Search code examples
rapache-sparksparkr

SparkR. Convert UTC to local time for all observations, multiple timezones


I am new to SparkR, learning as I go, and on version 2.2.0 - SNAPSHOT. I have a SparkDataFrame with one column of UTC timestamps, one column of time zones. For example:

mydates<- c("2012-12-22 14:23:05", "2015-01-19 16:37:42", "2017-03-02 08:22:55")
mytimeZones<- c("America/Chicago", "America/New_York", "Pacific/Galapagos")
dfr<- data.frame(date=mydates, timezone=mytimeZones)

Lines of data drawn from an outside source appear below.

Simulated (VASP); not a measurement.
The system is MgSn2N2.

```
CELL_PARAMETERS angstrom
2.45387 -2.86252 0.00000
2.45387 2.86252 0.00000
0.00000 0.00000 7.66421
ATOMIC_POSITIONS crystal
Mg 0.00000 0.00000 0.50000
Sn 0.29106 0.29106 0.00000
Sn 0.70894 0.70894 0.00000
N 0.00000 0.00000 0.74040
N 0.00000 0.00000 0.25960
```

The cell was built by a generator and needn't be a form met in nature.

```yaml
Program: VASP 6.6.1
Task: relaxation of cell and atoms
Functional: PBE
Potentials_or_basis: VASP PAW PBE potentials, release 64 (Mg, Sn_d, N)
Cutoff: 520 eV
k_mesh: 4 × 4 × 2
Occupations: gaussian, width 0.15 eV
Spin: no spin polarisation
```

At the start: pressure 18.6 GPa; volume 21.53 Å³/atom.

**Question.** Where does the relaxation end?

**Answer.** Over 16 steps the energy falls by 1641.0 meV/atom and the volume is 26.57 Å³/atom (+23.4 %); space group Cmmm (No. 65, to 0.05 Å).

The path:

dfs<- SparkR::createDataFrame(dfr)

What I would like to do is make a column of local times for each observation in my dataset. I saw that the from_utc_timestamp() function takes in a column of timestamps and a string representing the desired timezone conversion. My problem is that I have columns of both. Given this, I am wondering what the workflow would need to be, and if someone with more experience with SparkR might be willing to shed insight into how I can tackle this problem? At the moment, I have tried things like this:

dftest<- withColumn(dfs, "LocalTime", 
  SparkR:::foreach(dfs, function(x){from_utc_timestamp(y=x$date, x=x$timezone)})
)

But with no success. I'm hoping someone out there has tackled this problem in SparkR and could help me. Thanks for your time. Kind Regards, Nate


Solution

  • You can use either selectExpr:

    selectExpr(dfs, "*", "from_utc_timestamp(date, timezone) AS LocalTime")
    

    or expr:

    withColumn(dfs, "LocalTime", expr("from_utc_timestamp(date, timezone)"))
    

    In a simpler case, where timezone is a constant string calling from_utc_timestamp directly would do the trick:

    withColumn(dfs, "LocalTime", 
      from_utc_timestamp(column("date"), "America/New_York")
    

    Unfortunately there is no from_utc_timestamp with signature (Column, Column) => Column, hence the SQL-ish solution.